And the walls came a tumblin' down!
The last few months I've been listening carefully to pastors from Japan share their reflections post 3/11/11. Their learning is profound because their reflections are deep.
As you know, Japan was hit by a triple disaster on March 11, 2011 with three distinct waves:
- The 9.0 earthquake which did relatively little damage given the size and scope of the quake and following aftershocks.
- The tsunami which brought the most devastation, wiping out over 86 entire communities and destroying homes, businesses, churches and families.
- And finally, the meltdown of the Fukushima nuclear facility.
As many have reflected on the spiritual condition of the country following the disaster, the following themes are surfacing. There are three distinct walls that have fallen:
- The separation between church and community: Churches across Northeastern Japan have been the center of providing shelter, relief, and supplies. Most notable are the voices of children heard in various regions saying:"Grandma, Jesus is coming… Mr. Christ is holding a BBQ… Jesus brought us food… Jesus brought us clothing!" Prior to this disaster the church was a fairly mysterious entity in the region but now it is known as the place where help is coming from.
- The walls between churches: Now denominations have banded together to work for the common good of the people and to share the hope that lies within. One church whose attendance has sky-rocketed and seen 10 new baptized believers has people attending who are so touched, that they have pledged to invite 2-3 people each for Christmas celebration. This includes mostly people who have yet to put their full trust in Christ. This same church cannot afford to purchase the land they lease so three different denominations have banded together to raise the funds and purchase the property. Praise God for this Brethren Church and the Evangelical Free and Presbyterian Church of Japan for rallying together to help one another. The common pledge across the denominational spectrum is 'we commit to work together and not build walls between us'.

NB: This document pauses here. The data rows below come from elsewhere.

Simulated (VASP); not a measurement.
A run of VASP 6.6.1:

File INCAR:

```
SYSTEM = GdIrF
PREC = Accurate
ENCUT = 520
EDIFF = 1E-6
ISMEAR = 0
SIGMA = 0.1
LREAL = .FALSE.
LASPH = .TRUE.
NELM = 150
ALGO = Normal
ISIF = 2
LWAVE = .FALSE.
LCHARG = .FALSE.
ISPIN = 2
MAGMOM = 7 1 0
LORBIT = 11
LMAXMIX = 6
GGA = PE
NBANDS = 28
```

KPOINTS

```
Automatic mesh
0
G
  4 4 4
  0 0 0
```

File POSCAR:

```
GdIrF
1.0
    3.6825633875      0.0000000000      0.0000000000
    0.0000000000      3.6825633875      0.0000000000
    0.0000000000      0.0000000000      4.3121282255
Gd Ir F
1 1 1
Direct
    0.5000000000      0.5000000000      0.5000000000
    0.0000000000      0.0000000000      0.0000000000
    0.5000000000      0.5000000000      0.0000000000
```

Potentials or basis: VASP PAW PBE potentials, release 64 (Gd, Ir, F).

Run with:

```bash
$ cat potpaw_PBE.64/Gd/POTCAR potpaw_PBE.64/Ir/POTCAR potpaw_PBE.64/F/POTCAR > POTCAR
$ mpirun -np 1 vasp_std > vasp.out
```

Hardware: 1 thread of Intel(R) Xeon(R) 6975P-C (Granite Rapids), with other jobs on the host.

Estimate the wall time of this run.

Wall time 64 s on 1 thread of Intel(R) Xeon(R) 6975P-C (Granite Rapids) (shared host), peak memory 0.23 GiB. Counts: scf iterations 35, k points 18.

- The wall between Japan and the world: The global church has rallied to Japan's side following this horrific disaster and the community and bonds that have been established will continue for many years. Of particular note was the work of the Haitian Church. In the midst of their own pain and loss, they raised about $3,000 to help the people of Japan – one lady even went so far to sell her wedding ring to stand by her sisters and brothers in Japan. What a powerful story of the community of Christ rallying behind one another… Rich and Poor alike, saying we are committed to helping one another through crises.
Finally, the point of greatest reflection: the cross of Christ.
As one looks at the pain Jesus bore on Calvary, in human terms one cannot imagine something good resulting. Everything we know of the cross is bad: pain, torture, agony and ultimately death. The same can be said of the tragedy that hit Japan.
However, there is an unseen story behind both the cross and the triple disaster in Japan. Hope rises from the ashes as Jesus brought life from his death on the cross. Today millions of people have been helped and influenced by the model of Jesus and countless souls will live for eternity because of His great love for us. So too, Japan's triple disaster is now showing signs of hope and life following the horrible affects of the devastation. As seen in the stories above, churches across Japan and across the world have rallied to be the church and bring new life from mounds of destruction.
Thank you this Thanksgiving season for rallying behind Japan during their hour of greatest need! Please continue to pray!
Joseph W. Handley, Jr.
President, Asian Access
p.s. - The first photo was taken in Miyagi about 2 weeks after the tsunami hit. The second photo is of Pastor Minegishi and his wife, who left their church in Kesennuma for higher ground just 18 minutes before the wave destroyed their church and home. But the wave didn't destroy the church's cross or their hope.